Articles Tagged with arrest lawyer

The police officer makes an arrest in Michigan when he or she determines that there is probable cause that a crime has been committed.

For petty or minor offenses the police officer may release the individual on their own personal recognizance with instructions to contact the Court for an arraignment date or that they will be contacted at a later date with a Court date.  Sometimes an interim bond is allowed to be posted with the arresting police agency prior to arraignment.

For more serious offenses, or sometimes due to local policies, the person arrested is not given a bond until he or she is arraigned in front of a magistrate or Judge.  If the person is taken into custody at the police station or county jail, he or she is booked and fingerprinted.  The person accused usually has an opportunity to make a telephone call from the police station or county jail to a family member if he or she is detained.  When a family member calls from jail it is important not to discuss the details of the case in as much as the phone call is usually recorded or monitored.  Your first step is to hire an experienced criminal defense lawyer.

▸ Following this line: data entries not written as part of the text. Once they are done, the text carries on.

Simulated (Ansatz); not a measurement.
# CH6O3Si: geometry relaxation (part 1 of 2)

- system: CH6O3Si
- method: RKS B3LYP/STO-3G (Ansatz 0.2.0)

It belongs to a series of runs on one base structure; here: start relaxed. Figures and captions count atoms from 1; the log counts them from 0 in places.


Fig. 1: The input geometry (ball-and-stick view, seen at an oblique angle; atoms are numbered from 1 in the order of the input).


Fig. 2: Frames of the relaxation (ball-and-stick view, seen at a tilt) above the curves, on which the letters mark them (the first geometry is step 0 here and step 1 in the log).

The purpose behind the setting of bond or bail is to ensure that the Defendant appears at future Court dates, and to protect society from danger.  Courts, when they set a bond can consider: personal bonds (which means that no money has to be paid for the Defendant to remain free in the community); cash bonds; surety bonds; and 10% provisions (which means that the Court only requires 10% of the total bond amount to be posted.  The Court, however, will keep 10% of the 10% posted at the conclusion of the case – provided that the bond is not forfeited by the Court because of a violation of the bond by the Defendant).

The Court can deny any bond if the Defendant is charged with murder or treason.  Also, if the accusation is a violent felony, and at the time of the alleged commission of the violent felony, the Defendant was on probation, parole, released pending trial for another alleged violent felony, OR during the 15 years preceding the alleged violent felony, the Defendant had been convicted of 2 or more violent felonies arising out of separate incidents, the Court can also deny bond if the Court finds that proof of the Defendant’s guilt is evident or the presumption is great.  The Court also has the ability to revoke the Defendant’s bond upon conviction and prior to sentencing for a violent felony offense.

Other than that, the Court has to set a bond.  However, Judge’s have wide discretion to set unreasonable bonds.  Because some Courts have tendencies to set unreasonable bonds, it is important that the Defendant is represented by an experienced and talented attorney who is prepared to address the issue with the Court.